Experiments

xDB is a GUI-powered database to keep the results of experiments. Hence, in order to understand xDB, it is important understand the concept of experiment in the context of xDB. Following descriptions explain that along with related concepts.

Experiment

If you are developing a tool like named entity recognizer or sentiment analyzer, you need to evaluate how accurately your tool works. This evaluation process can be seen as an experiment and all obtained results can be saved under one experiment created in the xDB. Use "Create a New Experiment" link button in the home tab and select an appropriate name for that new experiment.

Evaluation Files

xDB assumes that you have an evaluation file to test how well your program works. In a regular research setup, there are two such files, namely development and test files. However xDB does not require you to have a test file. The reason for two evaluation file is that you are expected to improve your model on development set and then apply the best model on the test set to get the final evaluation score. This allows you do blind review of your system.

In the context of xDB, you can use multiple development files in a single experiment. Then you can browse the results for each file separately. Use the evaluation file menu to switch between evaluation files under selected experiment. When you want to use a test file, use it in pair with development file. As your program runs and reports the results via xDB API, it checks which development and test file is used for the evaluation. If it is not seen before, then it adds them into the experiment automatically. However note that xDB does not show the results on the test file directly. Only results on the development set is shown in the results listing. In order to see the result on the test set, you need to click on the score of a run which opens up a dialog window showing the test score.

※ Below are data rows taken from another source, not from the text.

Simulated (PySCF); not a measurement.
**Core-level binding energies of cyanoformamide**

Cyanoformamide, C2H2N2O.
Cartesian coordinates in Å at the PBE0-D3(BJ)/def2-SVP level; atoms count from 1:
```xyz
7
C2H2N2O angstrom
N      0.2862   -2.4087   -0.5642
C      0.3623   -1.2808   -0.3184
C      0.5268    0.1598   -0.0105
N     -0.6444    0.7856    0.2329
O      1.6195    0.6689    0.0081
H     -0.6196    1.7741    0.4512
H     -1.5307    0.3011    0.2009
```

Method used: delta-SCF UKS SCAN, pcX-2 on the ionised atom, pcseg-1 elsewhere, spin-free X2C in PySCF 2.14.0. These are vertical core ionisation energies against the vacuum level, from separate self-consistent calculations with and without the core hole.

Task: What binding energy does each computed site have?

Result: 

Check xDB API for more information about how to declare dev and test files.

Experiment Run

During evaluation, you may try multiple parameter combinations to find the highest scoring combination. Each such try is called an experiment run. When a run is saved into the xDB, it is saved along with all given parameters for that run, in addition to which evaluation file is used for the evaluation. This allows you to keep track of which parameters produce which scores. In the results listing, you can see the parameters of each run and even filter the listing by selecting certain parameter(s).

Run Parameters

We assume that as your program runs each time, you consider different input parameters to generate your model and find the best model that scores the highest at the evaluation. In xDB environment, we assume parameters are (key, value) pairs. In other words, each parameter has a name and it may take multiple values. Nevertheless, parameter can also consists of just a name. In that case, xDB assigns NA (Not available) as its value.

Evaluation Metrics

Currently, you can store four evaluation metrics: precision, recall, fscore and accuracy. Based on the type of task you are working on, your program might be evaluated based on one or more of them at the same time. Your program can report scores in appropriate metrics via xDB API and they are stored into the database. When time comes to seeing the results, you can select which metric score you want to see in the listing via Experiment Settings dialog. Note also that loss value can also be stored but not shown in the results listing.

Experiment Token

When you need to input experiment results via xDB API, token represents your login information. This is needed because API does not support login command. When API call is made, instead of providing username and password, you use this token instead. This allows you keep your login information in secure while making API call. Anyone who has this token can insert a result into your experiment though. Note that sharing this token publicly can cause abusive issues. Nevertheless, it also allows you to share it with trusted parties and let them enter new results into your experiment. This becomes especially useful feature when people work in groups on the same experiment.